At the end of the year, many people on social media ask for podcast, music and book recommendations. There are top 10 lists galore.

So I help out, I make my recommendations, but no one ever checks them out.

Movie recommendations are easier of course, because the selection of available movies to watch is much more limited.

But the internet and niche culture has made it so the podcasts and music and books I really love appeal to me and my geeky communities, but not to everyone else.

No one else that I know personally listens to a 90 minute podcast about productivity on the Mac, for instance. Yet these podcasts are huge in the world of the people that share my particular form of geekery.

I assume what people are looking for in random top 10 lists are the mainstream material, the Serials, the Ariana Grandes. And friend to friend recommendations are important, but everyone is part of different communities with different micro interests. Most of my friendships are built on shared experiences. The overlapping communities are just a coincidental perk.

And perhaps people are hoping to find an overlap by scouting through lists. I’ve certainly done this. But it’s a bit like spelunking; you might come up empty handed.

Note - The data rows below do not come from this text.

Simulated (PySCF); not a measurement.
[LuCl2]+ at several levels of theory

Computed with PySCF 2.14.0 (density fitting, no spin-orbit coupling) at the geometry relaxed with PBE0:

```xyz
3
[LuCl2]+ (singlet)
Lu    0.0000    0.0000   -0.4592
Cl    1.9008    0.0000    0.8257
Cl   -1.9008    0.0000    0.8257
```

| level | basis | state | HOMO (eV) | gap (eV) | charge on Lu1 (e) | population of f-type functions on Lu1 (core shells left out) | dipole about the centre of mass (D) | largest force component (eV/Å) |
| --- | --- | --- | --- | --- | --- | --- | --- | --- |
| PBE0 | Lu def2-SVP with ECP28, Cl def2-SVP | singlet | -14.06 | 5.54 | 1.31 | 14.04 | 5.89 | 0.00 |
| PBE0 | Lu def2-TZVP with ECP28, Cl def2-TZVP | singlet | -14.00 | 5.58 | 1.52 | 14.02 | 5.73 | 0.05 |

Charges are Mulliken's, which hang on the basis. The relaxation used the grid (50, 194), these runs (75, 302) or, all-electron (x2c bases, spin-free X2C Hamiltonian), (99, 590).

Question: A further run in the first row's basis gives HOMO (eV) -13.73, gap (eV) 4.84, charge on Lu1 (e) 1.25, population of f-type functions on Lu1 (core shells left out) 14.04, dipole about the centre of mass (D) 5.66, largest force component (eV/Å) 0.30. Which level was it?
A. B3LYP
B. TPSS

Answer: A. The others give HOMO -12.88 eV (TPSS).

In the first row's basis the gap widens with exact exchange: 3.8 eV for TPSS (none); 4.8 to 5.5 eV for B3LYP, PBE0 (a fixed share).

But then I also have friendships that exist because we live in the same geeky universes. Because we both love pens, or macs, or OmniFocus, or productivity, or folk music, or magic. And those recommendations are gold.

So the question is: should we seek out the work that everyone has been listening to? Should we go for whatever is #1 on the charts?

Or do we think about what makes us unique and then find the work that was made specifically for people like us?